Tax-relief savings scheme proposed for small business funding

CPA Ireland president calls for lessons to be learned from SSIAs and crowd-funding

Cormac Fitzgerald, CPA Ireland president: “We need to take a leaf out of the crowd-funding book as well as learn from the SSIA experience.” Photograph: Shane O’Neill / Fennell Photography.

Cormac Fitzgerald, CPA Ireland president: “We need to take a leaf out of the crowd-funding book as well as learn from the SSIA experience.” Photograph: Shane O’Neill / Fennell Photography.

Tue, May 6, 2014, 01:00

Billions of euro could be diverted into funding small businesses if banks, Government agencies and company owners adopted the Special Savings Incentive Account (SSIA) scheme model, it has been claimed.
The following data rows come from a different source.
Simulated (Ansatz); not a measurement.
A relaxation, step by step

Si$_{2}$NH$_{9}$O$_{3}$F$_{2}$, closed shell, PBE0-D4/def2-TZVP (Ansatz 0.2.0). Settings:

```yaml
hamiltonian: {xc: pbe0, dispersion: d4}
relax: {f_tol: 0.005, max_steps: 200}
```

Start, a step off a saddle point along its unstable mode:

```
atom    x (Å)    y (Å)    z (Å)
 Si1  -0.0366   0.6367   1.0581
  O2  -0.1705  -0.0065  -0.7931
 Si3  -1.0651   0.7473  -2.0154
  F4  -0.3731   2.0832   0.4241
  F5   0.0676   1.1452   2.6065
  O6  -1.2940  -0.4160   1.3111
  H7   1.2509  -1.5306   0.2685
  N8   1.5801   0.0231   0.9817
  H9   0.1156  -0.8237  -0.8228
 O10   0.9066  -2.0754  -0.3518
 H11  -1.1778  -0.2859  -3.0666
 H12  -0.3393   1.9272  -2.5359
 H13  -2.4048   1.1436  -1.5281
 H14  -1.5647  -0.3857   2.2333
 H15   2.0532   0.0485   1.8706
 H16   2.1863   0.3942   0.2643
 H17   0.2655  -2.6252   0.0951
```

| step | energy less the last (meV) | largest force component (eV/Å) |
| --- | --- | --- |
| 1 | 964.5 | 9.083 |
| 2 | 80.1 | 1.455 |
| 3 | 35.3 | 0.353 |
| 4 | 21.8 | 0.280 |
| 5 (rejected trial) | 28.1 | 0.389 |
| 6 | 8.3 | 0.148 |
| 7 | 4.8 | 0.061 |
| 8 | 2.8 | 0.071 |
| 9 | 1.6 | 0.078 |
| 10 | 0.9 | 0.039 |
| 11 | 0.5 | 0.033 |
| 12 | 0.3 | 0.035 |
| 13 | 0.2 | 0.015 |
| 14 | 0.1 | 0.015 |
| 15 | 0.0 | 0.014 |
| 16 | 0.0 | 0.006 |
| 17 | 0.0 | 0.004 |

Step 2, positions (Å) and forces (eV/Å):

Cormac Fitzgerald, the newly-elected president of the Institute of Certified Public Accountants in Ireland (CPA Ireland), has called for further reforms to the Employment and Investment Incentive Scheme (EIIS) that he believes will support job creation among small and medium-sized enterprises.

“The Government should look to the sources of finance which already exist and look for a means of directing them towards the SME sector,” Mr Fitzgerald said in his inaugural address to CPA members.

‘Imaginative approach
Mr Fitzgerald, who employs more than 110 people in Co Cork across his various businesses, said “a more imaginative approach” to SME funding was needed.

“There is more than €90 billion in personal savings lying in deposit accounts earning negligible returns for savers. If just a small proportion of this total was invested into Irish SMEs, the results could be transformative,” he said.

CPA Ireland will make a formal submission to the Department of Finance outlining its proposals on SME financing.

Under the SSIA scheme, the Government gave accountholders €1 for every €4 they saved, up to a maximum of €254 a month, over a five-year term. Introduced by former finance minister Charlie McCreevy, about 1.1 million SSIAs were taken out between May 2001 and April 2002.

“We need to take a leaf out of the crowd-funding book as well as learn from the SSIA experience,” Mr Fitzgerald said.

His proposal centres on tax relief on savings, rather than Government bonuses, however.

“If savers were allowed to put some of their money into an account which would be lent to or invested in SMEs under the management of their bank and get full tax relief for it in the way that EIIS investors do,” he said, “this could divert billions of euro in funding into the sector at effectively no direct cost to the State.”